By constraining the L-\(\infty \) norm of the perturbation added to the input of the neuron, the FGSM attack ensures that the resulting adversarial example remains within a certain “perceptual distance” of the original input, or that the output of the neuron remains close to its original output for small perturbations.

Epsilon-Robustness \(\epsilon \). Epsilon perturbation or epsilon-robustness is employed to represent the perturbation limits, \(\epsilon \), for a neuron x. Epsilon perturbation involves adding a small perturbation to the input of the neuron such that the output remains approximately the same. The procedure to encode perturbation bounds \(\epsilon \) for a neuron x using \(\epsilon \) perturbation:

  • Determine the range of values that x can take. For example, if x is a pixel in an image, it might take values between 0 and 255.

  • Choose a value for \(\epsilon \) (this is obtained from the FGSM attack). This is the maximum amount of perturbation that is allowed for x.

  • Scale epsilon to the same range as x. For example, if x takes values between 0 and 255 you can allow a maximum perturbation of \(10\%\), you would scale epsilon to 25.5.

  • Add or subtract the scaled epsilon value to x to create two new values: \(x\_min = x - \epsilon \) and \(x\_max = x + \epsilon \)

  • Use \(x\_min\) and \(x\_max\) as the new input values for the neuron x. This ensures that the output of the neuron will remain within a certain range, even if the input is perturbed.

By using \(\epsilon \) perturbation to encode perturbation bounds for a neuron x, we can ensure that the neuron is robust to small perturbations in its input. This is useful in speeding up the verification process because since it provides low-cost solutions or information gathered via a gradient-based adversarial attack.

MILP Formulation. To formulate the bounded neurons bounded by \(\epsilon \) into MILP solverFootnote 1 Footnote 2, we follow the following steps:

  1. 1.

    The binary decision variables: We define binary decision variables for each neuron in the network, where the variable takes a value of 1 if the neuron is active and 0 otherwise.

  2. 2.

    The objective function: The objective function can be defined to minimize the distance between the original input and the perturbed input subject to the constraints that we define in the following steps.

  3. 3.

    Define the constraints for the epsilon value: We can formulate the epsilon value constraint as a set of linear constraints that ensure that the perturbation of each neuron is within a specified bound. For each neuron, we can define two linear constraints to enforce the upper and lower bounds on the perturbation of the neuron obtained from the FGSM attack.

  4. 4.

    Solve the MILP: Once the MILP is formulated, we can solve it using an optimization solver to find the input that minimizes the distance between the original input and the perturbed input subject to the constraints that we have defined.

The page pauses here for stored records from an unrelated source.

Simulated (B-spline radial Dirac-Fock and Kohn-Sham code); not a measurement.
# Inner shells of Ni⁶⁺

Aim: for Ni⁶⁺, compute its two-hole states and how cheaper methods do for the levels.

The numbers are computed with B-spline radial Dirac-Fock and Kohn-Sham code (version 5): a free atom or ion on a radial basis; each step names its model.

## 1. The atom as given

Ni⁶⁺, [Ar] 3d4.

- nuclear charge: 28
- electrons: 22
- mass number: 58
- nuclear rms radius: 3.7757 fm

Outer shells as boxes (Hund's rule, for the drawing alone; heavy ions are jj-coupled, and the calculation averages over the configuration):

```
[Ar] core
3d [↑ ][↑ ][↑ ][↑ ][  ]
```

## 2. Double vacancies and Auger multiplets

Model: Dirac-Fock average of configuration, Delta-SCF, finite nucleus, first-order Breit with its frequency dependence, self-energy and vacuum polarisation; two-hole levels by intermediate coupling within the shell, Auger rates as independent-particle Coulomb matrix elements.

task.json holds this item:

By formulating bounded neurons bounded by epsilon into MILP, we can find adversarial examples that are constrained by the epsilon value while preserving the behavior of the neural network.

5 Experimentation, Dataset and Evaluation

We compare our verification procedure’s implementation with three existing verifiers, namely Venus [4], Neurify [21], and MIPVerify [20]. Venus Verifier is a software tool for verifying neural network models using a combination of abstract interpretation and SMT-based techniques. It is based on a novel approach that combines interval arithmetic and constraint propagation with SMT-based techniques such as CEGAR and IC3. Neurify is a software tool for verifying neural network models using abstract interpretation. It is based on the ReluVal algorithm, which is an abstract interpretation-based approach for analyzing ReLU neural networks. MIPVerify is a software tool for verifying neural network models using mixed-integer programming (MIP). It is a verification framework that is based on solving a sequence of MIP problems, where each problem checks if the output of the neural network model is within a certain range. In this work, we evaluate the effectiveness of our verification algorithm on the MNIST dataset, which contains handwritten digits ranging from 0 to 9. To ensure consistency, the images are preprocessed to have a size of \(28\,\times \,28\) pixels and are normalized and centered. Each pixel of the image has a value between 0 and 255, with 0 representing black, 255 representing white, and intermediate values representing different shades of gray.

Table 1. Verification on the MNIST dataset.

Table 1 displays the verification results on the first 100 instances using four different neural architectures and three different verifiers, with an epsilon value of 0.05. The metrics used to evaluate the verifiers are \(V_{t(sec)}\) (total verification time), \(\#Adv\) (number of adversarial examples computed), \(\#SAT\) (number of instances verified as satisfied), and \(\#UNK\) (number of instances for which verification was inconclusive). The experiments were conducted on a Linux workstation equipped with a Dual Xeon E5-2673 v3 (24 cores) and 64GB of memory. A time-limit was set to 120 min for each instance and an overall limit of 720 min. To minimize experimental errors resulting from parallel tasks, each verification task was run five times. The average of these results was then used as the experimental outcome. Our verifier performs better than the other verification methods on all four neural architectures. Additionally, we notice that Neurify reaches a time limit for the second and third architectures, denoted as \(\mathcal {N}_2\) and \(\mathcal {N}_3\), respectively, and a memory limit for the fourth architecture, denoted as \(\mathcal {N}_4\). Venus, however, failed on \(\mathcal {N}_4\) but outperformed on \(\mathcal {N}_1\), \(\mathcal {N}_2\), \(\mathcal {N}_3\). On \(\mathcal {N}_4\), Venus returns five \(\#UNK\) case whereas our verifier returns zero \(\#UNK\) thus ensuring completeness is achieved by always providing a solution to the MILP problem.

6 Conclusion

In conclusion, our paper has successfully demonstrated the potential of low-cost solutions derived from adversarial attacks to reduce the search space and streamline the verification process, while still maintaining high levels of accuracy. Future work in this area will involve comparing our approach with different adversarial attacks to further optimize the effectiveness of our method. By leveraging the insights gained from this study, we hope to contribute to the ongoing efforts to enhance the security and robustness of machine learning systems. In future work, we focus on robust optimization i.e., variability in the data or parameters of the problem, can lead to sub-optimal or even infeasible solutions. One way to address this is the objective function and constraints are reformulated to explicitly account for the worst-case scenarios of the uncertain data. Adversarial attacks can be seen as a way of generating such worst-case scenarios, and hence the adversarial solutions can be used as inputs to the robust optimization formulation. This can lead to more robust and reliable MILP solutions that perform well under various scenarios.